1

I'm using a "ColumnTransformer" even though I'm transforming only one feature because I don't know how else to change only the "clean_text" feature. I am not using a "make_column_transformer" with a "make_column_selector" because I would like to use a gridsearch later but I don't understand why I can't find column 0 of the dataset

import pandas as pd

from sklearn.compose import ColumnTransformer
from sklearn.feature_extraction.text import CountVectorizer

from sklearn.model_selection import train_test_split

#dataset download: https://www.kaggle.com/saurabhshahane/twitter-sentiment-dataset 

df = pd.read_csv('Twitter_Data.csv')
y = df1['category']   #target
X = df1['clean_text'].values.astype('U') #feature, i transformed "X" into a string even if in theory it was because otherwise it would return an error

transformers = [
    ['text_vectorizer', CountVectorizer(), [0]];
]

ct = ColumnTransformer(transformers, remainder='passthrough')

ct.fit(X) #<---IndexError: tuple index out of range
X = ct.transform(X)
  • Please always provide the full error traceback. – Ben Reiniger Mar 01 '22 at 15:06
  • I'm not sure if this could be the culprit, but usually the transformers should be given as a tuple, not a list: `(text_vectorizer', CountVectorizer(), [0])` (and I don't know what the semicolon was doing there). – Ben Reiniger Mar 01 '22 at 15:07

1 Answers1

1

Imo there are a couple of points to be highlighted on this example:

  • CountVectorizer requires its input to be 1D. In such cases, documentation for ColumnTransformer states that

columns: str, array-like of str, int, array-like of int, array-like of bool, slice or callable

Indexes the data on its second axis. Integers are interpreted as positional columns, while strings can reference DataFrame columns by name. A scalar string or int should be used where transformer expects X to be a 1d array-like (vector), otherwise a 2d array will be passed to the transformer.

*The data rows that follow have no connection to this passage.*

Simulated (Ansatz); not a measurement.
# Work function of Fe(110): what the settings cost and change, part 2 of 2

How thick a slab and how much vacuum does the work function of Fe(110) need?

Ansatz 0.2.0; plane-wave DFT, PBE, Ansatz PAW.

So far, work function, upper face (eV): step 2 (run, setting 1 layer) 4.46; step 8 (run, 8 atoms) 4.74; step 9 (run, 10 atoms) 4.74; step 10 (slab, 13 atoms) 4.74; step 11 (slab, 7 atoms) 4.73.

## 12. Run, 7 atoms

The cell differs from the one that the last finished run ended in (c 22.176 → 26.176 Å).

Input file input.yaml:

Therefore, the columns parameter should be passed as an int rather than as a list of int. I would also suggest Sklearn custom transformers with pipeline: all the input array dimensions for the concatenation axis must match exactly for another reference.

  • Given that you're using a column transformer, I would pass the whole dataframe to method .fit() called on the ColumnTransformer instance, rather than X only.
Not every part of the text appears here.